In the early 20th century, Elton Britt made the attempt to renovate yodeling, and in doing so, brought it to a commercial peak. On Country Music’s Yodeling Cowboy Crooner Vol. 2, 28 of Britt’s recordings have been re-released from his 50-plus album catalog, most notably from the RCA-Victor label.
A definitive yodeling crooner, Britt was the country equivalent of Paul Anka or Vic Damone, with a smooth voice capable of higher notes than the honest sound of the working-man’s yodel from Jimmie Rodgers.

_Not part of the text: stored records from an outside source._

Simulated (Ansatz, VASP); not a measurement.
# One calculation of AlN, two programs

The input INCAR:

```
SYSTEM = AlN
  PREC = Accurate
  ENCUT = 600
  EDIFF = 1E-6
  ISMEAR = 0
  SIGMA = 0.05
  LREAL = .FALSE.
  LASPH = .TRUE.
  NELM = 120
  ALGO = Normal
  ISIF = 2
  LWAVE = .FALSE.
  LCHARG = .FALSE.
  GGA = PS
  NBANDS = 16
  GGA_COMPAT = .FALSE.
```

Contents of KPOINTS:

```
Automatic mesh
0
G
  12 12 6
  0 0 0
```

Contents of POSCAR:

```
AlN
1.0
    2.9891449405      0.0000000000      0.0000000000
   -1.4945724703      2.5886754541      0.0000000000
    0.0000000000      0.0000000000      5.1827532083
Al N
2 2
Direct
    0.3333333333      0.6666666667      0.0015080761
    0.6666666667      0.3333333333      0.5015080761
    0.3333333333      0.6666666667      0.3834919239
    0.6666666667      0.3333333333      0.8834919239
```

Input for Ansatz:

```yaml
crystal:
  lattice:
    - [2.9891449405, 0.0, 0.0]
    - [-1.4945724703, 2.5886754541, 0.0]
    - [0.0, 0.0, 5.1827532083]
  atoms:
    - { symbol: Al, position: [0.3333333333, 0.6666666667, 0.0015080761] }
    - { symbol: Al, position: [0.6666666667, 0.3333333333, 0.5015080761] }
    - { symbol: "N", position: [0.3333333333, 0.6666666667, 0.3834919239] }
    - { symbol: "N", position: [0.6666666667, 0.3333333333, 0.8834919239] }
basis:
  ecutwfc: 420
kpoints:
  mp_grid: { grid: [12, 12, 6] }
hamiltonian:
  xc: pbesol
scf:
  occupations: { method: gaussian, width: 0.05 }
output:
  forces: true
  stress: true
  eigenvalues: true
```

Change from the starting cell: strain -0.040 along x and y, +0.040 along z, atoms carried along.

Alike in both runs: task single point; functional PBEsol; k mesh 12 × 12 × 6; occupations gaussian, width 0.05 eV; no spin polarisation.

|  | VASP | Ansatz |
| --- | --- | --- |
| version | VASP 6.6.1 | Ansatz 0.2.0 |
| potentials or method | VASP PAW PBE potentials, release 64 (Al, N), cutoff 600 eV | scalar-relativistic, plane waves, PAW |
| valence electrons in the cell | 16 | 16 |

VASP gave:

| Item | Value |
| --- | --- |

Born in Arkansas, Britt rose to fame in the early ’40s after a successful stint with The Beverly Hillbillies (no relation to the television show). After going solo, Britt became the first country-music singer to score a million-seller with the WWII propaganda hit “There’s A Star-Spangled Banner Waving Somewhere.” Vol. 2 includes Britt chart-toppers such as “Someday (You’ll Want me to Want You)” “Driftwood on the River,” and the country standard “Born To Lose.” Tracks such as the Hawaiian classic “Sweet Leilani” and the weeper “Maybe I Was Wrong” display Britt’s vocal ability and heartfelt delivery.
All in all, Britt’s collection offers a welcome reminder that yodeling is not only a genuine art form but has roots that go back farther than Jewel.